October 20, 2020 Download PDF

This client alert, part of a series focused on ESG disclosure and regulatory developments, should be read together with our ESG Lexicon, available here, which provides definitions of some of the key terms used in ESG reports, disclosures and regulations.

Key Takeaways

  • Five leading ESG standard-setting bodies recently issued a statement of intent to facilitate alignment among their respective disclosure standards, with the ultimate goal of creating a comprehensive and unified reporting system to reduce confusion among market participants.
  • Just a few days later, the World Economic Forum and leaders of the “Big Four” accounting firms (Deloitte, EY, PwC and KPMG) released a set of universal ESG metrics and disclosures with the aim of establishing a single, global ESG reporting standard.
  • These two initiatives demonstrate market interest in a single standard to improve the currently fractured ESG reporting ecosystem. How effective each of these initiatives will be towards their goal of ESG standard consolidation, and how the market will respond, remains to be seen.

Overview

ESG reporting is now recognized as a significant agenda item for businesses and investors alike, yet the plethora of competing reporting standards has caused concern and confusion among those tasked with providing disclosure, as well as the intended beneficiaries of the disclosure. Building upon our recent client alert that provided an overview of ESG disclosure frameworks and standards, available here, we report on two recent initiatives to unify some of the competing standards:

  • In September, five leading standard setters for voluntary ESG reporting, including the Global Reporting Initiative (“GRI”), the Climate Disclosure Standards Board (“CDSB”), the Sustainability Accounting Standards Board (“SASB”), the International Integrated Reporting Council (“IIRC”) and CDP (formerly, the “Carbon Disclosure Project”), issued a joint statement of intent (the “Statement”) announcing a commitment to working together to create a comprehensive corporate reporting system.[1]
  • Shortly thereafter, the World Economic Forum’s (the “WEF”) International Business Council (the “IBC”), in collaboration with the “Big Four” accounting firms, released its recommended set of universal ESG metrics and disclosures to measure stakeholder capitalism that they believe companies can report on regardless of their industry or region (the “Stakeholder Capitalism Metrics”).

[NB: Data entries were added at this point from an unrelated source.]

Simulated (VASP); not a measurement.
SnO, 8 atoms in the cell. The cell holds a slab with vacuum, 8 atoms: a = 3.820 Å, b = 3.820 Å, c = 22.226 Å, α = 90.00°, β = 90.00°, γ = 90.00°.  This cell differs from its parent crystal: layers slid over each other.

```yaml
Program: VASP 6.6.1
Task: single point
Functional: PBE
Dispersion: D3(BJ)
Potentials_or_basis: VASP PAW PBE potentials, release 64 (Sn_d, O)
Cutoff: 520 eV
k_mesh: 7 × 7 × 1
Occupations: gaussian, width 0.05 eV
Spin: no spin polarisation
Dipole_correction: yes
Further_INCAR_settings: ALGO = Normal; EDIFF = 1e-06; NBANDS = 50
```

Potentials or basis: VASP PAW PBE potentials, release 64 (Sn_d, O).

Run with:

Growing Calls for a Single ESG Reporting Standard

While existing ESG frameworks and standards are largely voluntary and non-binding on public companies, market participants look to them for guidance on ESG disclosure. The proliferation of numerous ESG disclosure standards in recent years has amplified calls for a common ESG reporting framework to address “rising frustration” among corporations and investment groups over the “plethora of competing systems for measuring sustainability.”[2] Although a number of organizations have emerged to translate existing information for investors and other stakeholders amid this confusion,[3] the fundamental issues related to the multitude of frameworks and standards remain. Without a single standard, it is difficult for investors to compare one company’s ESG disclosures to another’s, and for companies to decipher how to report ESG information in the event they report such information.

The two recent initiatives aim to establish a universal standard for ESG disclosure. As Charles Tilley, CEO of the IIRC, noted in a press release accompanying the Statement, “[w]e know that there is a lot of interest from the business, investor and regulatory community in obtaining a single standard for sustainability reporting.”[4] A Deloitte executive echoed a similar sentiment in connection with the release of the Stakeholder Capitalism Metrics: “[r]ight now, there is an alphabet soup of metrics. It is important for us to have a common set of standards and if there is widespread adoption it will lead to change in behaviour.”[5] A survey by the WEF found that 86% of executives agreed that “reporting on a set of universal ESG disclosures is important and would be useful for financial markets and the economy.”[6]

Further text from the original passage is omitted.